A decision by the Board of Selectmen on whether a $7.6 million plan to repurpose the former Litchfield County courthouse as a town hall or a $9.2 million plan to build a new town hall should be brought to a referendum could be made on Thursday night.
The decision is possible after the third and final public informational meeting on the two plans. The meeting will be held at 7 p.m. at the Northfield firehouse and follows meetings held the past two weeks in Litchfield and Bantam.
A referendum is tentatively scheduled for Dec. 4. The referendum will include a question on whether the town should give the former Bantam School to the Litchfield Housing Trust for use as affordable housing.
The second half of Thursday’s meeting will be devoted to the proposal involving the housing trust.
Before selectmen can decide between the two town hall proposals, however, a resolution needs to be reached with the owner of the old courthouse, the Greater Litchfield Preservation Trust.
The GPLT has attached conditions to its offer of the building to the town, and selectmen aren’t happy about it. The board expressed its concerns again on Monday during a special meeting and wants the conditions removed by Thursday.
First Selectman Leo Paul Jr. and and Town Attorney Michael Rybak have been negotiating with GLPT President Perley H. Grimes Jr. without luck, as the GLPT is giving no indication it is willing to budge on the conditions.
The condition most problematic for the selectmen is one calling for the old courthouse to revert to the GLPT if the town were to cease using it as a town hall. Other conditions restrict changes to the façade and side walls of the building.
Selectmen aren’t pleased with the GLPT springing the conditions earlier this month, nearly a year after it offered the old courthouse to the town as a gift. The conditions were announced after the town hall review committee chaired by Selectman Jeffrey Zullo spent 10 months looking at the plan for the building and the plan for a new town hall.

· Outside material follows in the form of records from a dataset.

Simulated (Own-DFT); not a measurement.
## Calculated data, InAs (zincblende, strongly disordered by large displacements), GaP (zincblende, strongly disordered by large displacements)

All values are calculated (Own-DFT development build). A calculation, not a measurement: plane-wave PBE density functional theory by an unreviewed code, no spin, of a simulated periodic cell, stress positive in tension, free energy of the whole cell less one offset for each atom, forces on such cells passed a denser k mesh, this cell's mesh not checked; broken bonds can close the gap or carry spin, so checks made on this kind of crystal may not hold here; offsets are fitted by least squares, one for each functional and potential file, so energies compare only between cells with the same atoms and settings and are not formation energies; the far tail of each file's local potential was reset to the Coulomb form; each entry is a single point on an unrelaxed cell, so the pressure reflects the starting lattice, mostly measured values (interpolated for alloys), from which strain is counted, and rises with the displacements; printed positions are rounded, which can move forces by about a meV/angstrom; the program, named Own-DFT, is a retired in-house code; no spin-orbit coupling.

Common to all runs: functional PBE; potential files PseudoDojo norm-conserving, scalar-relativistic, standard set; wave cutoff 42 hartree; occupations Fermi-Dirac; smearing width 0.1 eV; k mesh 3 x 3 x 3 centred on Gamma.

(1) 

“These conditions should have been presented before the town hall review committee started its work,” Paul said.
In addition to the conditions being an issue, Selectman Anne C. Dranginis said the building is inappropriate for a town hall due to space limitations.
“This gets worse and worse all the time,” Dranginis said of the conditions and the plan for the building. “The building is not big enough.”
There would also be no way to expand the building if more space was needed, Dranginis said.
“It would obsolete when we turn the key to open it, Dranginis said. “That’s my problem with it.”
According to Zullo, however, the old courthouse has plenty of space to accommodate town offices.
Another sticky issue for selectmen is the title to the property the GLPT purchased from three descendants of two of the six Litchfield men who in 1803 leased the land the building occupies to the state for use as a courthouse. Selectmen are worried about other descendants possibly coming forward with claims on the property. Getting title insurance for the deed to the property is a worry too for the board.
“There is not a clear title to this building,” Dranginis said.